Girding for battle, hoping for change
By SHERRI DAY
Published June 10, 2007
In May, Bishop Martyn Minns became head of the Convocation of Anglicans in North America, a conservative group with ties to Nigeria. Minns, 64, led 11 Virginia congregations to break ties with the Episcopal Church last year. For 16 years, he has been rector of the historic Truro Church, where George Washington's father once served on the vestry. Now, Minns prepares for a battle with the denomination he left behind.
Why did you decide to leave the Episcopal Church?
I really do believe that the Episcopal Church kind of left me. They have moved to adopt positions and attitudes that are at odds with where the rest of the Anglican Communion is and where I am. And so in that sense, I've not really changed that much. But they have.
Why not stay put and practice your beliefs in your own church?
That's obviously something I tried to do. But the problem I had is that most of the congregation here felt they could no longer continue in that mode, and in fact, we lost over 100 families. They voted with their feet.
What are the consequences of your decision?
We're actually now facing potentially the largest lawsuit the Episcopal Church has ever initiated against congregations. They are trying to evict us and indeed to take all of our property and all of our resources away from us. ... Our replacement cost is estimated at about $30-million, and we're just one of the churches.
The Episcopal Church claims it holds this property in trust. Why do you think you have a right to the property?

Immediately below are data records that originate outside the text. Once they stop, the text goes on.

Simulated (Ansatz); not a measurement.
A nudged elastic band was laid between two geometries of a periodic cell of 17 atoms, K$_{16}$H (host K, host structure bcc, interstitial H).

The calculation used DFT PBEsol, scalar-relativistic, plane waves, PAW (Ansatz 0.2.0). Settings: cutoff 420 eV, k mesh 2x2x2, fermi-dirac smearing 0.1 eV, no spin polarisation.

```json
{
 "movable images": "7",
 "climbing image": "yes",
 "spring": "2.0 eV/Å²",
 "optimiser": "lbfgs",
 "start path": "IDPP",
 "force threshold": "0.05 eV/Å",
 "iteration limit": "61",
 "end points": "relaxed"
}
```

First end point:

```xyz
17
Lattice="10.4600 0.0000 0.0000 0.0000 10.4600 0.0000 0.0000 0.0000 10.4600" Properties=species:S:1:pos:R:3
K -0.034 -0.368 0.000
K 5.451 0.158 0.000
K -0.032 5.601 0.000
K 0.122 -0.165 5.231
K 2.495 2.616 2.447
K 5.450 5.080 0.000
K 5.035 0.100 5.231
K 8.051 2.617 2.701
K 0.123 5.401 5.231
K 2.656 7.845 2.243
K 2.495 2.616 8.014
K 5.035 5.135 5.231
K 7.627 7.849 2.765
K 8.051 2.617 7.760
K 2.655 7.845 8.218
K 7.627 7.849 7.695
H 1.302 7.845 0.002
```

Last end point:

I would have to question why would anybody else feel they have the right. If you'd lived in your home for generations and you'd paid for it and picked it up and maintained it for generations you wouldn't ask the questions why somebody else has a right to it.
Do you have any regrets?
There's always a regret in the sense that I don't like to see some friendships stretched and all those kinds of things. But ...I believe we did the right thing. And I think we're seeing God working in some wonderful ways, and we've got some new churches joining us.
What do you think will happen with the Episcopal Church USA?
I keep praying. I'm a Christian, therefore, I'm hopeful that they will see that where they're heading is not the right place and will turn back.
If they do, would you go back?
I hope we can all come back together. That would be my hope. But it would take quite a lot of change.